Thursday, November 15, 2007


This is an awesome post. I am not sure if I agree with everything it posits about the suburbs but it raises hugely valid questions. I am not sure if any specific designation as a city can be described in any one way. There is evil and good in any area. I think it is a class issue rather than locale. I know people who are living in poverty in the suburbs, both morally and financially.

I was raised far from the suburbs, but am now raising my children in them. Suburbs do soften life, I will admit that. It physically and literally removes you from blatant poverty. Often times people feel they have risen (artful choice of words to describe that escape from poverty don't you think?) out of poverty. In my most recent education last week, in New Orleans that was, is a true fact. You are on higher land when you have money. You are not flooded. You have literally risen.

I realized back in the day that purchasing a car removed me from poor life. I stopped seeing certain aspects of poorer life once I owned a car. I just did not see it any more. I think suburbs do that too. You just don't see it any more, and if you don't know to look, or know where to look, gone. But again, not necessarily different from a rich person who lives in a penthouse removed from the street.

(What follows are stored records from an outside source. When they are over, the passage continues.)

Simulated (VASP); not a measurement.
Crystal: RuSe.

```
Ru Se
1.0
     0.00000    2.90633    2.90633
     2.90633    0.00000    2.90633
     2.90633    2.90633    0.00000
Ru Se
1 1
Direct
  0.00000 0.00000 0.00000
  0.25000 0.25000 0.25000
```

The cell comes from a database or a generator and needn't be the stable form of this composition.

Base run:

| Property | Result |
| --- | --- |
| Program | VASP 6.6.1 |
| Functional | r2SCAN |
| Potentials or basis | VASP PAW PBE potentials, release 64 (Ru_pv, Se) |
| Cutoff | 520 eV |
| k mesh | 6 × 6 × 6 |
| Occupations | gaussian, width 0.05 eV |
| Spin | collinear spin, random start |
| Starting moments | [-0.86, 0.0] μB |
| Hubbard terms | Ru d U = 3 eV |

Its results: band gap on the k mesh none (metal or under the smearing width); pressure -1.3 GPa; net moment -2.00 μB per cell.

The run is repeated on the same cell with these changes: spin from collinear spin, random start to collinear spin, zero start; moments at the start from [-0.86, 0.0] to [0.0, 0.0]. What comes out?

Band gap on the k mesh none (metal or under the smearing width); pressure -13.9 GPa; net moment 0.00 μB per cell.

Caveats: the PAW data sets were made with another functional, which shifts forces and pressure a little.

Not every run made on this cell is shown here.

Again it comes to character. That can be had anywhere. I think the more wealth one has, it is even more important to know where to look, and to choose to continue to look. The padding of money allows one the choice, if they choose, not to look. And if one chooses not to look, that IMO is evil. I am trying to raise my children in the suburbs, by trying to show them how to look past the padding of a suburban life. I will admit it is hard, as most parents want to shield their children from harshness. I can only hope and try that the character they, we forge is enough to get past the padding.

Fascinating stuff. Thanks and have a great day!